Unsupervised Translation of Programming Languages

Link to Paper

The paper introduces a novel unsupervised neural transcompiler, by purely using monolingual open source code from public Github repositories. The transcompiler is capable of converting code between C++, Java and Python programs, outperforming existing benchmarks.

Majority of existing transcompilers are rule-based and have several disadvantages - tedious to write handcrafted rules, requires expertise in both source and target programming languages and issues with inferring variables from a dynamically to statically typed language. Other supervised approaches fall short due to the limited availability of parallel data. Hence, being able to do unsupervised machine translation discards all this.

To achieve the transcompiler, a single transcoder model is trained for all programming languages using a seq2seq model with attention, and an encoder-decoder(transformer) architecture. The three principles of machine translation are used -

Initialisaztion. The model is initialised with cross-lingual words (anchor points - for, while, if) to map the same instructions to the same representation. For creating these representations, random words of an input code are masked and then predicted, at each iteration by the cross-lingual language(XLM) model.

Language modelling. The encoder and the decoder are initialised with the pretrained XLM model. The decoder is trained with a denoising auto-encoding(DAE) objective so that it always generates valid sequences even with noisy input, making the encoder more robust. The first token of the input specifies the programming language. Hence, one can decode in python and encode in java.

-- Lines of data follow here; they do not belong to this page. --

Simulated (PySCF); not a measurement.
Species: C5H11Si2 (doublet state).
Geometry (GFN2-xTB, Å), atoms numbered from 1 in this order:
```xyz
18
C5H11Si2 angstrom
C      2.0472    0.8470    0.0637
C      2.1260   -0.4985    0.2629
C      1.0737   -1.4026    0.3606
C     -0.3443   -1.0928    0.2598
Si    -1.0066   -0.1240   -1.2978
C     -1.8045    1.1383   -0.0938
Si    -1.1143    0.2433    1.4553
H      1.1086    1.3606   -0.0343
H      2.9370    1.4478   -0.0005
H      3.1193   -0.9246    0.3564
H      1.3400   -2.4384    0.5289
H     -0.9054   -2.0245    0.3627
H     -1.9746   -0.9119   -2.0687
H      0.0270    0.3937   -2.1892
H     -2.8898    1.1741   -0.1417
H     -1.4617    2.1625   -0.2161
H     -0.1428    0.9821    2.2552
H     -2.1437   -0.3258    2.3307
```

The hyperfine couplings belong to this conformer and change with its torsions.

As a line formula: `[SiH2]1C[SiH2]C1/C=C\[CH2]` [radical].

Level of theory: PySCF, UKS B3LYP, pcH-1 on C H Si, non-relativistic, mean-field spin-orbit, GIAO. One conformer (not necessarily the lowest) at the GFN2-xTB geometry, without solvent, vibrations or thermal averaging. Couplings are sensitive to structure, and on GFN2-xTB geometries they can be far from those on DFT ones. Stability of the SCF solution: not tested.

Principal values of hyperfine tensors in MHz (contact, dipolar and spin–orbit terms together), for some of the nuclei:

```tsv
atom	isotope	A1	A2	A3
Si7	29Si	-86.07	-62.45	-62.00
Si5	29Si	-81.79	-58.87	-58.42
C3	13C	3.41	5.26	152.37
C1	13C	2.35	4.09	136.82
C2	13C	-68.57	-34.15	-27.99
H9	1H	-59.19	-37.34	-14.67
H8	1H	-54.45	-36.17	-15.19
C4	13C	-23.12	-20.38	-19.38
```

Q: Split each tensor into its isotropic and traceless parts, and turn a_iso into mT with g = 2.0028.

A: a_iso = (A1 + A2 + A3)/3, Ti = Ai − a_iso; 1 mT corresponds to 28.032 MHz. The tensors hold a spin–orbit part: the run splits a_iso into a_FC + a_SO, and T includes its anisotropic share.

Back translation. Deriving from supervised machine translation, this is effectively used to improve model performance. It basically allows the model to itself generate data to train on by using a target-to-source technique.

The transcoder model is evaluated with 852 parallel functions and unit tests for each. For validation and test sets, parallel functions from GeeksforGeeks were taken. It is noteworthy that a new metric, “computational accuracy”(evaluates if the same output is given on the same inputs) was used to score the model rather than the lacking BLEU and reference match scoring.